EXHIBIT 8.3
[A&L Goodbody Letterhead]
21 May 2010
Alterra Capital Holdings Limited
Alterra House
2 Front Street
Hamilton HM 11
Bermuda
Alterra Capital Holdings Limited (the Company)
Dear Sirs,
We have acted as advisers to certain subsidiaries of the Company (Alterra Reinsurance Europe Limited (previously Max Re Europe Limited) Alterra Insurance Europe Limited (previously Max Insurance Europe Limited) and Alterra Capital Europe Limited (previously Max Europe Holdings Limited) in connection with the provision of Irish tax advice for inclusion in a registration statement on Form S-3 filed with the U.S. Securities and Exchange Commission (the “Commission”) on 21 May, 2010 (the “Registration Statement” by the Company, Alterra Finance LLC and Alterra Capital Trust I LLC (previously Max Capital Trust I), which term does not include any other document or agreement whether or not specifically referred to therein or attached as an exhibit or schedule thereto) relating to the shelf registration under the U.S. Securities Act of 1933, as amended, (the “Securities Act”) of common shares, par value US$1.00 each (“Common Shares”), preferred shares, par value US$1.00 each (“Preferred Shares” and, together with Common Shares, “Equity Securities”, which term includes any common shares or preferred shares to be issued pursuant to the conversion, exchange or exercise of any other Securities), depositary shares of the Company (“Depositary Shares”), senior debt securities (“Senior Debt Securities”), subordinated debt securities (“Subordinated Debt Securities” and, together with Senior Debt Securities, “Debt Securities”), warrants (“Warrants”), share purchase contracts to purchase Common Shares, Preferred Shares or Depositary Shares (“Contracts”), units consisting of any combination of the foregoing securities (“Units”) of the Company (collectively, “the Securities”) and guarantees of (i) Alterra Finance LLC debt securities and (ii) trust preferred securities of Alterra Capital Trust I, a Delaware statutory trust (together, the “Guarantees”). In addition, selling shareholders may sell Common Shares pursuant to the Registration Statement.

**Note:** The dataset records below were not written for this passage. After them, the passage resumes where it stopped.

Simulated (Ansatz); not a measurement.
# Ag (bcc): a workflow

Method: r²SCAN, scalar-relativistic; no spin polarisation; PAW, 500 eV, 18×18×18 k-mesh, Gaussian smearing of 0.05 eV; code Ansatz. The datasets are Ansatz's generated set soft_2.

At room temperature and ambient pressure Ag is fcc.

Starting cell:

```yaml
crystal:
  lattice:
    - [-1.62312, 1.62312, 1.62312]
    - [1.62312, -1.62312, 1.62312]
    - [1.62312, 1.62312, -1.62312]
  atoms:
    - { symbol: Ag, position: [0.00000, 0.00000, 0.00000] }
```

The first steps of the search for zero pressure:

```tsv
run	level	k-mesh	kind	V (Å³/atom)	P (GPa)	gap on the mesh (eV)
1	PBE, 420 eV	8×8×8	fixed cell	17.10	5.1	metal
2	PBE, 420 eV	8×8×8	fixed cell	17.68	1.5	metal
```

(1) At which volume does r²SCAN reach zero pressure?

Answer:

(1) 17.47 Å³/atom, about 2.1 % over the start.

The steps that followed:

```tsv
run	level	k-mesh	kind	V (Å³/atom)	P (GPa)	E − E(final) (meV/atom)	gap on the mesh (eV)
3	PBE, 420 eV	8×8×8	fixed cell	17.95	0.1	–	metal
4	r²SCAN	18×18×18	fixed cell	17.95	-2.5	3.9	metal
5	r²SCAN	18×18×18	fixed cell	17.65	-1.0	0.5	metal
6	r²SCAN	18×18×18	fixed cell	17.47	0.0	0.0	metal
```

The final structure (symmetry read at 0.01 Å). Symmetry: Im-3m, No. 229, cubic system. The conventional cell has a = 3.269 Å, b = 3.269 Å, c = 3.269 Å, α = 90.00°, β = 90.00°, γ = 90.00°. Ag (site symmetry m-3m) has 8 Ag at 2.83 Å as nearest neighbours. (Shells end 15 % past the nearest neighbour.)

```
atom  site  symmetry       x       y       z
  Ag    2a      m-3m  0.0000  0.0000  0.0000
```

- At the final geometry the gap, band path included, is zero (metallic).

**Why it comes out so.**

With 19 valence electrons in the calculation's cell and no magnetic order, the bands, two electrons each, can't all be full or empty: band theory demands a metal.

We have examined a copy of the draft registration statement on form S-3 to be filed with the U.S. Securities and Exchange Commission (the “Commission”) on 21 May, 2010 (theRegistration Statement, which term does not include any other document or agreement whether or not specifically referred to therein or attached as an exhibit or schedule thereto) relating to the shelf registration under the U.S. Securities Act of 1933, as amended, (the “Securities Act”) of the Securities.
We have assumed (a) that where a document has been examined by us in draft form, it will be or has been executed and/or filed in the form of that draft, and where a number of drafts of a document have been examined by us all changes thereto have been marked or otherwise drawn to our attention, (b) the accuracy and completeness of all factual representations made in the Registration Statement and other documents reviewed by us, (c) that there is no provision of the law of any jurisdiction, other than Ireland, which would have any implication in relation to the opinions expressed herein.
This opinion is addressed solely to, and may be relied upon solely by the addressee, and is issued solely for the purposes of the filing of the Registration Statement and the issuance of the Securities by the Company as described in the Registration Statement and is not to be relied upon in respect of any other matter. For the purposes of giving this opinion, we have examined a copy of the Registration Statement only. We express no view on matters of fact contained in those statements, and in particular we express no view on the amount of Alterra Reinsurance Europe Limited’s and Alterra Insurance Europe Limited’s tax liabilities or future tax liabilities or the significance of such tax liabilities.
This opinion is limited to Irish tax law as applied by the Irish courts at the date hereof and the generally published practice of the Irish Revenue Commissioners (the “Revenue”) applying at the date hereof. It is given on the basis that it will be governed by and construed in accordance with Irish law as at the date hereof. We have made no investigation of and express no opinion in relation to the laws of any jurisdiction other than Ireland.
On the basis of and subject to the foregoing, we are of the opinion that, under current Irish law and Revenue practice, the statements under the captions “Material Tax Considerations - Taxation of Alterra and its Subsidiaries - Ireland” in the prospectus forming part of the Registration Statement to the extent that they constitute summaries of certain Irish tax laws and regulations, are accurate in all material respects and that such statements constitute our opinion.
We hereby consent to the filing of this opinion as an exhibit to the Registration Statement and to the references to our firm under the caption “Material Tax Considerations” in the prospectus forming part of the Registration Statement.